Robust SVM

The robust SVM training problem can be expressed as a cone QP with second-order cone constraints:

\[\begin{split}\begin{array}{ll} \mbox{minimize} & (1/2) w^Tw + \gamma \mathbf{1}^Tv \\ \mbox{subject to} & \mathbf{diag}(d)(Xw + b \mathbf{1} ) \succeq 1 - v + Eu \\ & v \succeq 0 \\ & \| S_j w\|_2 \leq u_j, \quad j =1,\ldots,t. \end{array}\end{split}\]

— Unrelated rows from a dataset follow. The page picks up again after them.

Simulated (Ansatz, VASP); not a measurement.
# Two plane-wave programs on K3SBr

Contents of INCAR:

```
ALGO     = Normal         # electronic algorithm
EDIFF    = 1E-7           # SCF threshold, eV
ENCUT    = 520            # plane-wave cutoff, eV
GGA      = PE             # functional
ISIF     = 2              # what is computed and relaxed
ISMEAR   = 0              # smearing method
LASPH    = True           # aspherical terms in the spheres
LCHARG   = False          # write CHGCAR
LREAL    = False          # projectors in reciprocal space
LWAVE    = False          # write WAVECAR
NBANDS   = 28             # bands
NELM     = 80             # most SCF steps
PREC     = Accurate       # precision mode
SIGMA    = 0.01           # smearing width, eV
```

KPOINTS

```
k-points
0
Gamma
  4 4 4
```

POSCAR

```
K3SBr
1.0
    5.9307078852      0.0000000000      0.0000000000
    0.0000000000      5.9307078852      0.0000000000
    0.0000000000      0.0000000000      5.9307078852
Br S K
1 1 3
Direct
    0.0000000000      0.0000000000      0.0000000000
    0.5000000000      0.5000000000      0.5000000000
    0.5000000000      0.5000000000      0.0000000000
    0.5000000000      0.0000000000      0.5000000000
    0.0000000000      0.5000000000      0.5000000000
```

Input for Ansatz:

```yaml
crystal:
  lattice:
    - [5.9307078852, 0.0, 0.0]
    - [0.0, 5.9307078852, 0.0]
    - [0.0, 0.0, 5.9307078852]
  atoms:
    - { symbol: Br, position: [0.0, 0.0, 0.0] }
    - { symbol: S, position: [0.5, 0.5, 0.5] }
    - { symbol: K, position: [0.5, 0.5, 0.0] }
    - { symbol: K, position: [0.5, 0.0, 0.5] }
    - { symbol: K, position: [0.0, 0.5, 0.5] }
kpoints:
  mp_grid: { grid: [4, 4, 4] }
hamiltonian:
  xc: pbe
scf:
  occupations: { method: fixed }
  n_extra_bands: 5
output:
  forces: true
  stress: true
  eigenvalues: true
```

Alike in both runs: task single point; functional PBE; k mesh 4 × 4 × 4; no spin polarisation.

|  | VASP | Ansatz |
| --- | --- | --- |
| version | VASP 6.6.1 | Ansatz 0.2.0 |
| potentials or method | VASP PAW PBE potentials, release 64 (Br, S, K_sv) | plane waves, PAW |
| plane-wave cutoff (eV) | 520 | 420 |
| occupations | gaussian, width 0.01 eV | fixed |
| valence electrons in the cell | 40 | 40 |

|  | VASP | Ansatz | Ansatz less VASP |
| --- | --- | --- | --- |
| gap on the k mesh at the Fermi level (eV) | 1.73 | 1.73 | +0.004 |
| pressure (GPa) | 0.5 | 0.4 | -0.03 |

The variables are \(w \in \mathbf{R}^n\), \(b \in \mathbf{R}\), \(v \in \mathbf{R}^N\), and \(u \in \mathbf{R}^t\). The matrix \(X \in \mathbf{R}^{N\times n}\) has as its rows the training examples \(x_i^T\) and the vector \(d \in \{-1, 1\}^N\) contains the training labels. The matrices \(S_j\) define the shape and the size of the uncertainty ellipsoids, and the matrix \(E\) is a selector matrix with zeros and one ‘1’ per row. \(E_{ij} = 1\) means that the i’th training vector is associated with the j’th uncertainty ellipsoid. For \(t = 0\), the term \(Eu\) and the norm constraints are absent, and the problem reduces to the standard linear SVM

\[\begin{split}\begin{array}{ll} \mbox{minimize} & (1/2) w^Tw + \gamma \mathbf{1}^Tv \\ \mbox{subject to} & \mathbf{diag}(d)(Xw + b \mathbf{1} ) \succeq 1 - v \\ & v \succeq 0. \end{array}\end{split}\]

Documentation

A custom solver for the robust SVM problem is available as a Python module robsvm.py. The module implements the following function:

robsvm(X, labels, gamma, P, e)

Solves the ‘soft-margin’ robust SVM problem.

The first three input arguments are the data matrix \(X\) (with the \(N\) training examples \(x_i^T\) as rows), the label vector \(d\), and the positive parameter \(\gamma\). The fourth input argument P must be a Python list of \(t\) matrices \(S_1,\ldots,S_t\). The last argument e is an \(N\)-vector where the i’th element \(e_i \in \{0,..,t-1\}\) is the index of the uncertainty ellipsoid associated with the i’th training vector.

The function returns \(w\), \(b\), \(u\), \(v\), and the number of iterations (an integer).

Example

from robsvm import robsvm
from cvxopt import matrix, normal, uniform

# parameters
m, n = 60, 2
gamma = 10.0

# generate random problem data
X = 2.0*uniform(m,n)-1.0
d = matrix(1,(m,1))

# generate noisy labels
w0 = matrix([2.0,1.0])+normal(2,1); b0 = 0.4
z = 0.2*normal(m,1)
for i in range(m):
    if (X[i,:]*w0)[0] + b0 < z[i]: d[i] = -1

# generate uncertainty ellipsoids
k = 2
P = [0.1*normal(4*n,n) for i in range(k)]
P = [ p.T*p for p in P]
e = matrix(0,(m,1))
for i in xrange(m):
    if d[i] == -1: e[i] = 1

# solve SVM training problem
w, b, u, v, iterations = robsvm(X, d, gamma, P, e)